Soon Cap decided he couldn't both make money and raise a daughter all by himself. So Lady Bird's upbringing fell to her mother's sister, Aunt Effie, who moved from Alabama to Texas. Under Effie's strict discipline, Lady Bird read prodigiously, plowed through Ben-Hur when she was eight, memorized poems that she can still recite today. But the dainty spinster aunt could never really fill a mother's role. Says Lady Bird now: "She opened my spirit to beauty, but she neglected to give me any insight into the practical matters a girl should know about, such as how to dress or choose one's friends or learning to dance." In her early teen years, Lady Bird was a wallflower.

Mrs. Naomi Bell of Marshall, a schoolmate of Lady Bird's, says, "Bird wasn't accepted into our clique. There were 18 of us girls, and we couldn't get Claudia to cooperate on anything. She didn't date at all. To get her to go to the high school graduation banquet, my fiancé took Bird as his date and I went with another boy. She didn't like to be called Lady Bird, so we'd call her Bird to get her little temper going. My mother would call her Cat. She'd say, 'All right, pull your claws in, Cat.' And when the rest of the gang was in the house. Bird would sneak in the back door and talk to my mother. She was a chatterbox. But she was timid. When she'd get in a crowd, she'd clam up."

Boys v. a Man. At the University of Texas in Austin, Lady Bird had a Nei-man-Marcus charge account and unlimited use of Cap Taylor's checking account. But. as Eugenia Lassater recalls, she was "stingy." She still wore Aunt Effie's old coat around campus. But her social life picked up a little. She learned to dance the Louisiana Stomp and acquired at least a sipping acquaintance with bootleg cherry wine. When she graduated in 1934, she had degrees in liberal arts and journalism.
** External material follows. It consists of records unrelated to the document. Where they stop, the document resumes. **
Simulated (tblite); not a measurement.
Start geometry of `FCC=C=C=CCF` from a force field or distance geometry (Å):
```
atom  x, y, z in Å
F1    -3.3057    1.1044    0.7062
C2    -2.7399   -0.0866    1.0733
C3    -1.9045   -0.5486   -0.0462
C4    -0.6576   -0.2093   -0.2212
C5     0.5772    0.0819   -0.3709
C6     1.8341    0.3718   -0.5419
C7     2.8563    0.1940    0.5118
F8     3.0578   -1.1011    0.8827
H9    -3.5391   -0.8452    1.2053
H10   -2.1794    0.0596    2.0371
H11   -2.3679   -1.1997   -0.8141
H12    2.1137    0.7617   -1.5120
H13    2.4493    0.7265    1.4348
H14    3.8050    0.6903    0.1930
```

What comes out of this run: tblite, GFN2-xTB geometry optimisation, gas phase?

It was at about this time that she met gangling, rawboned Lyndon Johnson, 26, who was down from his Washington job as secretary to Texas Democratic Congressman Richard Kleberg, a member of the famous King Ranch family.

For a first date, Lyndon and Lady Bird breakfasted at the Driskill Hotel. Lyndon was a fast worker. Says Lady Bird: "He told me all sorts of things that I thought were extraordinarily direct for a first conversation—his salary as secretary to a Congressman, how much insurance he had, his ambitions, about all the members of his family."